Woman ward member fights superstition, faces social boycott

May 25, 2015 11:03 pm | Updated 11:03 pm IST - Pune:

A progressive woman ward member of the Pargaon Gram Panchayat near Pune, who hails from the Mati Vadar Samaj (a community of denotified tribes), has been facing social boycott and mental agony for refusing to donate for a community ritual.

Anita More’s ostracism began in 2013 when she refused to donate for the ‘pig sacrifice’, an important ritual for Mati Vadars performed once in three years to propitiate the souls of ancestors. Ms. More said she would rather invest it in her son’s education.

“They have threatened my life several times. Last year, an influential member of our community, Srinivas More, came down from Pune with his cohorts to browbeat me into paying the donation fee,” she told The Hindu . Despite her pleas, an inebriated Srinivas More stayed put outside her home at night, shouting obscenities .

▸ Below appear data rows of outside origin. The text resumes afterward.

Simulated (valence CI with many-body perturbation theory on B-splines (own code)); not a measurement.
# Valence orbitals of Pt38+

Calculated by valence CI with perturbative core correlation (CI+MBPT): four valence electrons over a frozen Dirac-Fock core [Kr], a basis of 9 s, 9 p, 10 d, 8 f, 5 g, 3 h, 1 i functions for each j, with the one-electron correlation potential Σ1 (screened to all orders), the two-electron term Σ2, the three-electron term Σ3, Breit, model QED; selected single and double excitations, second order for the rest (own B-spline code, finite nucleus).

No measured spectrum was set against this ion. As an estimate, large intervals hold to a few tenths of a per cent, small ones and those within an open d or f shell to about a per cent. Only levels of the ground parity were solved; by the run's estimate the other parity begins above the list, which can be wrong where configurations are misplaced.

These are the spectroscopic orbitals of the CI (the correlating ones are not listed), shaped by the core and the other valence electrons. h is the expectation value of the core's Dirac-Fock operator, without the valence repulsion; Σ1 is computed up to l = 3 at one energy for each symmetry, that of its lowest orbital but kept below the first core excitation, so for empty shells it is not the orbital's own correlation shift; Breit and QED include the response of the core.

Son faces music Her eight-year-old son, Devendra, was routinely jeered at and excluded from games with other children. To put him out of harm’s way, Ms. More was forced to send her son 12 km further to neighbouring Kedagaon village to pursue his studies.

“Fortunately, the grocery store which I frequent is owned by a Muslim. So, the spectre of boycott is absent there,” she says.

The donation per couple is Rs. 3,000. As Ms. More’s extended family, including her relatives, comprise four couples, the “collectors” have charged her Rs. 12,000 for the ritual.

Ms. More’s decision to contest the panchayat elections in 2002 breaking with patriarchal convention earned the ire of community elders. She was elected by the highest number of votes in her ward (352) in the Pargaon gram panchayat, situated in Daund Taluk, 85 km from Pune. “It is ironic that a constitutionally elected member, who attempted to don the mantle of progress within her community, has been subjected to mental harassment for protesting against superstition,” says activist Hamid Dabholkar of the Maharashtra Andhashraddha Nirmoolan Samiti (MANS).

The MANS has been tackling over 200 cases of social boycott and ostracism unleashed by the Jat (caste) panchayats across the State.

‘Worse than khaps’ Mr. Dabholkar says the punishment meted out by the Jat panchayats is even worse than the brutal khap panchayats of Haryana as the victim is permanently condemned to a state of heightened anxiety, scared about the next form of ‘torture’.

On May 13, Ms. More was summoned to what she believed to be a regular gram panchayat meeting. Instead, to her shock, she discovered that the Jat Panchayat had taken over the gram sabha premises.

She, along with her 70-year-old mother-in law, were subjected to yet another diatribe cataloguing her alleged ‘offences’ against the Vadar community in the presence of an ineffectual Sarpanch.

“They [the Jat Panchayat] will continue to torment me until I pay the ritual donation,” she says.

Activists of the MANS, who are campaigning for Ms. More, have briefed the Superintendent of Police (Pune Rural) on the issue.